Bit interesting information dropped by Larry Lemke in a online video discussion. He’s an aerospace engineer at NASA Ames Research Center. He says that his father once confided in him that he had worked on crash retrieval materials, and that he was able to verify that to some extent:
Peter Skafish @heterology: "What's the thing that's led you to understand the most, there really has been long standing secrecy about UAP from the U.S. government?"
Larry Lemke: "Well, probably the most convincing thing is, my father worked for the Lawrence Berkeley Rad Lab from about roughly 1955 to 1965."
Skafish: "And just quick, you mean the Lawrence Berkeley radioactive materials or radiation lab."
Lemke: "Radiation Lab, yeah. Which was part of the Manhattan Project. In fact, it was the...that's where Oppenheimer and Teller and Lawrence and all those guys, you know, that's where they started, in the physics department there at Berkeley and the Rad Lab.

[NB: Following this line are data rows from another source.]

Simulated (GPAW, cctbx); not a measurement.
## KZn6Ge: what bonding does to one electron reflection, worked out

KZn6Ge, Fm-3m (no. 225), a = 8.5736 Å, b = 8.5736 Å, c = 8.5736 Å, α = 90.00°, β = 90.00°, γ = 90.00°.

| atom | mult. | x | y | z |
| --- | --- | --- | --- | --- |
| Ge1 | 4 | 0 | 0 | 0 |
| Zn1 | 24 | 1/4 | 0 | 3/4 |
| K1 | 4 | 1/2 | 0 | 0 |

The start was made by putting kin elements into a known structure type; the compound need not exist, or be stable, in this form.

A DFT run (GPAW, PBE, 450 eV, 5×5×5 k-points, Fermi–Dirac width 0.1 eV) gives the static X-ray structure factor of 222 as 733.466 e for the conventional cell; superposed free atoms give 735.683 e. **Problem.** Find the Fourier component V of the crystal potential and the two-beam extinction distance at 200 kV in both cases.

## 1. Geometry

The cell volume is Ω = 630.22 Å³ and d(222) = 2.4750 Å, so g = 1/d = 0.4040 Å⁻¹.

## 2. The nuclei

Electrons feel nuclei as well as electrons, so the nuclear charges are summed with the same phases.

"And so, he worked there, as I said, approximately 10 years from about 1955 to roughly 1965. And later in life, after I had become a professional aerospace engineer and worked for NASA and so forth, I got him talking about, you know, what he did there, what was happening. And this was around the time that the whole Roswell story was starting to become big, around, I guess, the mid-to-late 1980s where people like Jesse Marcel were coming out, and so forth and so on.
"And my father confided in me that when he was at the Rad Lab there, he had actually been tasked, at one point, to work on pieces of recovered UFOs. In fact, the exact words he used, he says, you know, 'I worked on a piece of that thing that crashed in New Mexico.' And interestingly enough, he never actually said Roswell. So, given that there might have been more than one thing that crashed in New Mexico - I'm not really sure what it would have been - but reported working with some of these materials, and the so-called Roswell memory foil in particular.
"And so, at the time, I actually, within NASA, I had a security clearance, and I had to pause and sort of wonder, you know, was I just a recipient of unauthorized disclosure of classified information (laughs)? And I ultimately decided, no, I wasn't because, you know, I mean, some level, just a conversation. You know, it's not like I've been read into a program or something.
"But, in any case, you know, I sort of prodded at that and tried to cross check it and verify and so forth. And to some extent, did.
"And so, it was actually, during the course, more recently, when David Grusch came out and and pointed out that the the Atomic Energy Act was modified in 1955 in a kind of a clever way to include UFO materials under the topic, or under the category of special-nuclear material. That, to me, it kind of provided some more validation.
So, I had long thought and had long figured out that,
given that there was a highly-classified component of the so-called Legacy program, that a large and probably more sensitive component of it was inside the the Atomic Energy Commission of what is now, of course, the [Department of] @ENERGY. Which, to me, would be very logical place to put it.
"I've thought for quite some time that the UFO secrecy program was modeled very closely on the Manhattan Project, having come out of around the same time and out of the same sort of national-security, you know, mentality. So, to me, it made perfect sense that that would be...given, you know, 1945 or six or seven, if you were looking for a model of how you would keep something like this highly classified, that would probably be what you would use as the model.
"And so that actually kind of ties in, I think, with what Hal was was talking about. To me, the model for declassification would also probably follow the pattern of what happened then. Because, of course, the bomb was developed under high levels of secrecy, but once it was used, the secret was out. I mean, the secret that we could do that was out. You couldn't hide that anymore, and so you had to admit it.
"And so, what we did was, among other things, in order to develop nuclear technology in the civilian world or even inside the military, you had to bring on...you had to educate a new generation of scientists and engineers with the knowledge that they would need to be able to to build nuclear reactors and things like that. And so they had to declassify a certain amount of the information in order for there to be, you know, a workforce that was adequate to develop.
"And I think the same thing would probably apply here. At some point, you'll have to declassify enough of the knowledge so that if you really do want to develop this technology [on] a large scale, there's gonna be enough people in the professional workforce to be able to deal with it. Again, you know, you're probably gonna wanna retain some of the more sensitive stuff that's gonna probably have, you know, weapons implications and so forth, to keep that classified as as we do with with H bombs today. You know, that's still classified. But I think that, to me, that's probably the model that we should be looking at."